In the case of the latter, one dampening mechanism on global economic imbalance is free-floating exchange rates.  The more indebted economy (US) should see its exchange rate drop in relation to the surplus (exporter) economy thus making those goods more expensive to buy and US exported goods more attractively priced. But because the fastest growing economy’s currency is pegged in a range to the US dollar, this mechanism is disabled. That, in itself, is one reason China is the fastest growing economy.

It’s not a perfect mechanism anyway. The Japanese yen floats, but because Japan has been stuck in deflation for over a decade its interest rate has remained near zero, offering an alternative funding mechanism for US consumption and keeping a lid on yen appreciation. The Japanese also have a longstanding mindset of saving money (and investing those savings offshore) in contrast to US spending lust. The Chinese are also dedicated savers.

The GFC provided an opportunity for the world economy to rebalance, or more realistically for the world economy to collapse and start again. But because this solution was rather unpalatable, world leaders adopted a plan to prevent collapse by replacing the excessive private debt imbalance in the system with public debt. And the greatest amount of public debt injection has been made by the US, which really is only a means of ensuring the American lifestyle is reinstated, being one of excess consumption backed by debt.

It would make perfect sense for the rest of the world to let Americans suffer as a result of a GFC many feel was American in origin, but the truth is the rest of the world needs the US to consume its exports such that its own economies do not collapse.

In other words, the Great GFC Rescue Plan, being enormous public-funded fiscal and monetary stimulus, is simply a means of returning the world to the imbalanced state that created the GFC in the first place. The only inevitable outcome can be another GFC at a later date.

Except that the G20 leaders see the GGFCRP as being a means of preventing collapse in the short term and thus allow breathing space in which to adopt measures to ease the world quietly out of debt and into a new, safer global economic framework. Thus this week’s G20 meeting, which begins in Pittsburgh on Thursday night, has three main agenda points – climate change, regulation and global imbalance.

Forget climate change – that’s a side issue. And forget regulation. Regulations may be put in place to avoid, for example, another subprime lending spree but regulations only plug holes behind financial disasters, they never pre-empt them. Addressing global imbalance is another issue entirely.
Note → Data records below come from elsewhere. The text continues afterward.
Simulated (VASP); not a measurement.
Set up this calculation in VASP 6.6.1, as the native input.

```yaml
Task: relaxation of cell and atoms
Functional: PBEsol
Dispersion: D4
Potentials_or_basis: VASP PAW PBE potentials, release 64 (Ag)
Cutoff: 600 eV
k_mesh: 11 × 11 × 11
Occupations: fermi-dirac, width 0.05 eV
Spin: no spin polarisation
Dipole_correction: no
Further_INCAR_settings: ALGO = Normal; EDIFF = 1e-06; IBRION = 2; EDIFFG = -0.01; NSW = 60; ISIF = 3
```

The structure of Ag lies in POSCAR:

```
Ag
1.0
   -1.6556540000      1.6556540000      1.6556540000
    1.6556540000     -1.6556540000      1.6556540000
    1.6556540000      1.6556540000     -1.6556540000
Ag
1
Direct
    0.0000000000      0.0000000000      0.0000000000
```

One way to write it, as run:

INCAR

The problem is the world is in a reserve currency trap. The GFC proves that the reserve currency is overvalued, even despite its fall since 2001. Were the US dollar to collapse in value against other currencies (including the Chinese renminbi) then US consumption would be choked off, forcing the US to put more effort into producing exports and less into consuming imports, thus attempting to find a balance. On the flipside, economies such as China’s would be forced to put less effort into making fridges for Americans, who would now no longer be able to afford them, and more effort into making fridges for Chinese, which will now be cheaper locally (given a stronger renminbi).

In other words, were the US dollar to collapse (and assuming the renminbi was unpegged) then global imbalance would begin trending towards balance and another GFC would be less and less of a threat. The rest of the world could easily spark a US dollar collapse by refusing to buy any more US Treasuries – the funding needed to finance the US deficits.

But again, the problem is that such a collapse would not just hurt Americans. The rest of the world, and particularly the export nations, are the biggest holders of existing US Treasuries, so to allow the US dollar to collapse would be to see trillions wiped off the value of foreign US holdings. That is not a palatable solution either.

Yet a solution must be found, and the only real alternative is to find some sort of middle ground. The safest solution would be to allow the US dollar to devalue in an orderly fashion, over time, thus achieving the desired goal without a calamitous “short, sharp shock”. But given the world’s major currencies are supposed to float freely, then such a solution would required an orchestrated depreciation of the US dollar by the world’s central banks.

Central banks enter into currency markets to prevent excessive volatility often, although it’s seen as a bit of a last ditch effort. When the GFC hit in earnest, world central banks agreed to use their own currencies in coordination to prevent any major disasters. But if the G20 leaders decide the world needs orchestrated US dollar depreciation, it would mean the central banks moving in to overrule the free market.

And why not? It’s happened before.

In 1985, amidst the economic boom that followed the 1970s stagflation recession, the leaders of what was then the G5 (US, UK, West Germany, France and Japan) decided the reserve currency was so overvalued against the US current account deficit it was causing global economic imbalance. (And who said history never repeats). So they signed an agreement in the New York Plaza Hotel which came to be known as the Plaza Accord, which saw the G5 central banks intervening in currency markets to force a depreciation of the US dollar against the Deutschmark and the yen.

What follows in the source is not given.